This was his way of explaining the differences between East and West to growing children. His was an unusual philosophy then in an affluent, capitalist, American-oriented society. My father expressed his views openly, and there was no doubt why he was never fully accepted by others in the Iraqi-Jewish community.

Despite my father's socialist sympathies, the Labor coalition in power in Israel was not acceptable to him. This was not because of ideology, but because he saw these so-called socialists as "peasants" whose main aim was to enrich themselves – bringing economic chaos while making it clear that Middle Eastern Jews, regardless of their education, would always be second-class citizens in Israel. Furthermore, the Labor coalition "socialists" were, ironically, intertwined with the capitalist United States.

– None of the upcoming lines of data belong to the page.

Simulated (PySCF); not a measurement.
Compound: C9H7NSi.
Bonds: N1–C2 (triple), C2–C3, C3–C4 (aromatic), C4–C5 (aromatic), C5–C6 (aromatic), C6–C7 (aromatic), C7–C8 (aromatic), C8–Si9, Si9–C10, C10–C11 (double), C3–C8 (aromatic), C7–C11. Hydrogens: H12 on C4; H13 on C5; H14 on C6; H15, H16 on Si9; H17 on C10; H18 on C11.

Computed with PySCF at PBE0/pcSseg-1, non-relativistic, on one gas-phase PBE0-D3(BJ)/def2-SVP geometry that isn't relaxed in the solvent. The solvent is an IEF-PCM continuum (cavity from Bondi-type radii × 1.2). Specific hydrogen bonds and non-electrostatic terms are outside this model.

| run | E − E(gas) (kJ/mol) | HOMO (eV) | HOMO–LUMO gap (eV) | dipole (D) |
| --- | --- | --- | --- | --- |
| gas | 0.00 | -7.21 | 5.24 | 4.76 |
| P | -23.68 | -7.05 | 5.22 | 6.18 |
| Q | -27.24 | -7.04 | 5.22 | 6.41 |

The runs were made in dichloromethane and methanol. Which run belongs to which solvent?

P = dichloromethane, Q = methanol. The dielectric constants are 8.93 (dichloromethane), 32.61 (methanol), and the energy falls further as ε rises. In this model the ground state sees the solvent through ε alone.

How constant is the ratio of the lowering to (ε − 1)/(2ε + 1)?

My father supported the Gahal (today known as the Likud Party), a merger of Menachem Begin's Herut Party and the Israel Liberal Party. Although they saw themselves as a conservative party because of their strong emphasis on Jewish identity, they also supported progressive social programs. Their leaders, Begin and Yitzhak Shamir, became folk heroes to the party loyalists. I would compare the Gahal – and today's Likud Party – to the Peronists in Argentina: rightwing populists. The Labor coalition, which later became the Labor Party, was in favor of close relations with South Africa and of cutting relations with the Soviet Union altogether; on the other hand, the Likud tried to open up relations with the Soviet Union and tone down the ties with South Africa. Because of what I learned from my father, I was fascinated during my school years in Tehran with the concept of world revolution – not as a violent uprising but as a redistribution of wealth. From my youthful philosophical perspective, centrally controlled economies and ways of life were a necessary first step in educating the masses and preparing them for a more open society.

* * *

By July of 1966, when I was 14, I was feeling increasingly foreign in Iran, with my Iraqi-Jewish background and my American schooling. Like most adolescents, I was searching for my identity, a place I could feel at home. Under the influence of my father and sharing the vision of an Israeli state, I decided I wanted to live in Israel. So my mother – a pragmatic and street-smart woman – took me and my sisters Claris, Evon, and Stella, to Israel, where Stella and I were enrolled at the American International School in Kfar Smaryahu, north of Tel Aviv. My two oldest sisters went to college. Five years later, my parents moved from Tehran to Israel, lock, stock, and barrel.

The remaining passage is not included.